Q&A with Mat Kearney
By John Brandon
May 11, 2009
Mat Kearney is an artist who has broken a lot of boundaries. The singer/songwriter is equally at home on Christian radio as on VH1 or providing the soundtrack for shows like Scrubs and Friday Night Lights. With the release of his new album, City of Black & White, RELEVANT talked to Kearney about his songwriting process.
A lot of the songs were written on the road, touring for your last album. I like the breaking into the music room story – what were the circumstances behind some of the other songs?
I wrote the title track to City of Black & White overlooking the Bosporus River in Istanbul, Turkey and some others in similarly unique places like the song you mentioned "Straight Away," which I wrote in this giant music hall on the University of Oregon's campus. I had to use a credit card and jump from the balcony to get into the room. Breaking into places to write on a piano is actually common for me. I didn't own one until a year or two ago.

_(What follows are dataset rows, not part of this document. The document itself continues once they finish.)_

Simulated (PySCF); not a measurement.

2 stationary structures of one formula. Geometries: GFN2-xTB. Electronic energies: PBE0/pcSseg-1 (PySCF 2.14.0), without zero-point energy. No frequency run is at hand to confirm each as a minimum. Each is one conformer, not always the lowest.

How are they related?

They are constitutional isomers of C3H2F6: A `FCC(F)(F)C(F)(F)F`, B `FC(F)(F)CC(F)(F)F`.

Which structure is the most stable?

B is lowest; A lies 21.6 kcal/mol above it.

These are transitional songs, like you are running away from something and trying to catch something at the same time. What’s going on? What is the major theme here?
My last record was more about stepping out into the world and disappearing into the sunset. It was about me and a buddy jumping in a truck and driving across the country to see what was out there for us. City of Black & White is maybe the next chapter. It’s more about the pains and joys of landing in a community, or desiring to land. It is also about relationships, the kind of relationships you can only have when you dig roots and stick around. So there is brotherhood, love, heartbreak, disillusionment, those kind of things. If there is transition then it's transition from an outstretched highway to friends and community.
You sing the line, “We are trying to feel alive” (on "Lifeline") in a way that makes it seem impossible. Why is that?
The line is "I’m fighting to live and feel alive, but I can't feel a thing without you by my side." The song is written to someone who has lost a hold of everything they held dear. I maybe made it seem difficult, but I don't think I made it impossible because it's not.
On "Closer to Love," you sing about longing for something else, crying out from a long distance. God can seem distant and near at the same time. How can we deal with that dichotomy?
I’m still trying to figure that one out. Isn't that something we all feel? "Closer To Love" is about dealing with the difficulties of a tough world, or maybe about the tough world we see out friends living in, or maybe it's something about the growing we are all a part of—longing for something whole and perfect—like we are just passing though this place.
What’s the story behind the song "Annie"?
I wrote that on in the back seat of a van headed away from a dirty show in Indianapolis. I had met this girl named Annie who told me a story about how she had to either leave her hometown or get swallowed by it. Leaving is hard when you are misunderstood, especially by your family.
Not many artists get played on Christian hit radio and VH1. How did you manage that miracle?
I never thought either would happen, so I’m not sure how to answer that. I feel very thankful and grateful for what I get to do. I don't watch VH1 or listen to the radio much, but I do read Wendell Berry. He has a lot of things figured out.
How do you deal with the pressure of writing another major hit on your second album? Because, I can imagine the label saying don’t worry but at the same time you know that is what they want.
I think we all want a song that connects with a lot of people. I do more than anyone else. It is pressure, but that’s where you leave it behind, and say "well if this is what I’m supposed to do, then it will work out." That said, a "hit" is such an elusive thing. You can't buy them, you can’t make them happen, you can't sweat for them. They seem to make their own way to you and to the world. If I figure it out I'll let you know.
As a songwriter do you get snippets of songs first, or do you write the whole thing in one sitting?
“City of Black & White” was a song that seemed to exist before I wrote it. I was messing around with some minor chords with a friend and the song landed in our laps. I had been reading this Turkish author named Orhan Pamuck, and he was talking about a black and white city. I started messing around with that idea. The writing process is so elusive. Some songs fall down like a thunderstorm, others take time to find out what they really want to say. I love to write, but it's also the hardest at times, and can make me feel very small. Maybe it's like a marriage in that way ... not that I know.